No one likes thinking about estate planning and planning for the end of their life. It’s uncomfortable to think about our own mortality and being gone while the rest of our family lives on. Nonetheless, considering your options and planning accordingly is important for everyone and should be done sooner rather than later—before it’s too late.
A will is a basic set of instructions that states your wishes for who will be in charge of your assets after you’re gone and who will receive your money (and how much of it).
Oftentimes people think that they don’t need a will, or an estate plan, because they don’t have a lot of assets or very much money to leave to their family. But even if you don’t have much in the way of material wealth, it is important to have a will and an estate plan.
In fact, you already have an estate plan—you just may not know it. The state of Ohio, if you do not have any written instructions for your estate, plans for you. State law (http://codes.ohio.gov/orc/2105.06) in Ohio will determine which person receives your money and assets—and how much—as well as who will become the guardian of young children you may have. Typically, the state will give everything to your surviving spouse, and if the spouse is not surviving, everything will go to your children. If there is no family surviving, including your parents or next of kin, everything in your estate will go to the state of Ohio.
What the state of Ohio determines for you may not be what you actually want for your estate and your family. You might want to leave money or assets to relatives outside your immediate family or to a worthy charity. If you have investments, you might want to name someone to manage them. If you have a blended family, you might want to leave a certain amount to each part of your family.

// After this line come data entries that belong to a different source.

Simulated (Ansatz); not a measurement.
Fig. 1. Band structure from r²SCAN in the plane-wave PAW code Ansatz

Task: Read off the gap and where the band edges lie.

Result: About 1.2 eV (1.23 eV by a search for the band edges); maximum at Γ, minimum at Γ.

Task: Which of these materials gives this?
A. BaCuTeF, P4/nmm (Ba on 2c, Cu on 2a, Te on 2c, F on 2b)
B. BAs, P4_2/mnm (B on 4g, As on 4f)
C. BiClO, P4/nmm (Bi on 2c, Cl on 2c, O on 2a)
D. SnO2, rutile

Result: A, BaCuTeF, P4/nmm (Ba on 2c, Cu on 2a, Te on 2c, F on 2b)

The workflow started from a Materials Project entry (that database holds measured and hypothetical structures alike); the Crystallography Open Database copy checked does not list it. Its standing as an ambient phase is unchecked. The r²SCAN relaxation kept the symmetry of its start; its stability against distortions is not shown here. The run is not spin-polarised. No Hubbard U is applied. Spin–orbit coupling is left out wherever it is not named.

A will allows you to express your wishes so that your legacy is properly passed on and your family and assets will be properly cared for after you’re gone.
For many folks, a will is not sophisticated enough for their needs. For example, if a person faces federal estate taxes, holds real estate in more than one county, has beneficiaries with special needs, or wishes to avoid the fees, delay, and publicity of probate, then a living trust may be appropriate … especially if those “special needs” beneficiaries face a divorce, bankruptcy, gambling, or substance abuse problem. Even if the living trust is the right choice, a will is necessary to make sure all assets end up in the living trust.